Is it correct if I say that each hidden layer in a neural network basically represents a new logistic regression unit? And does something like the overall cost function of the neural network exist? If yes how will we write it?
Well, note that there are other things that are different in the hidden layers than in a Logistic Regression layer:
- The activation function is a choice: it doesn’t have to be sigmoid. It could be tanh, ReLU, Leaky ReLU, swish or yet other choices.
- A Logistic Regression layer has just one single output: a single neuron scaled by sigmoid that you then interpret as a “yes/no” answer. In an internal hidden layer of a network, you have many output neurons, each of which feeds into all the input neurons of the next layer.

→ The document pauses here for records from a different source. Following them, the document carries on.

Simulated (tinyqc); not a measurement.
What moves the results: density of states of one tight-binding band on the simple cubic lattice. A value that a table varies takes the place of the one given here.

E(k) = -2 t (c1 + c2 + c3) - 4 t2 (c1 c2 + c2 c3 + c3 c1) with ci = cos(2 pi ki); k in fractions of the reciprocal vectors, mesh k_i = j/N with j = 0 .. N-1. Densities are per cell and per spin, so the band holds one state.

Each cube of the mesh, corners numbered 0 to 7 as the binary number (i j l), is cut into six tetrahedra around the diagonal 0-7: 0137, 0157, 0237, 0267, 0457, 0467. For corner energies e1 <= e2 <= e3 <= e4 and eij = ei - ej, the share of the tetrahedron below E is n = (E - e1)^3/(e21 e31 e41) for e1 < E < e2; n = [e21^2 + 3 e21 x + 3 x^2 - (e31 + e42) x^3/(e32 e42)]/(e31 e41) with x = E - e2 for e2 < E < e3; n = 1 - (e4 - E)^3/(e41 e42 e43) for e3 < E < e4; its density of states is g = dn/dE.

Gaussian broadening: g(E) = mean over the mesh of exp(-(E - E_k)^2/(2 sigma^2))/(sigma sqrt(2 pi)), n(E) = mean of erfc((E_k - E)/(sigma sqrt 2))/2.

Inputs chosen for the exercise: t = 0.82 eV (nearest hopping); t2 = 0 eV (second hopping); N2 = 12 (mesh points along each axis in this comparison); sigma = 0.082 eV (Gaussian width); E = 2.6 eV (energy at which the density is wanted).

In terms of the cost, remember that is done only at the output layer. That means that in the case that you are doing a binary (“yes/no”) classification, it looks exactly the same as in the Logistic Regression case: we apply the cross entropy loss function (“log loss”) to the output of sigmoid and then take the average over all the samples to get the scalar cost value. But when we compute the gradients w.r.t. the cost, those are for all the weights and bias values at every layer, so we have to “back propagate” through the hidden layers to compute those using the Chain Rule. So it looks the same at the output layer, but then it gets more complicated when we propagate back through the hidden layers.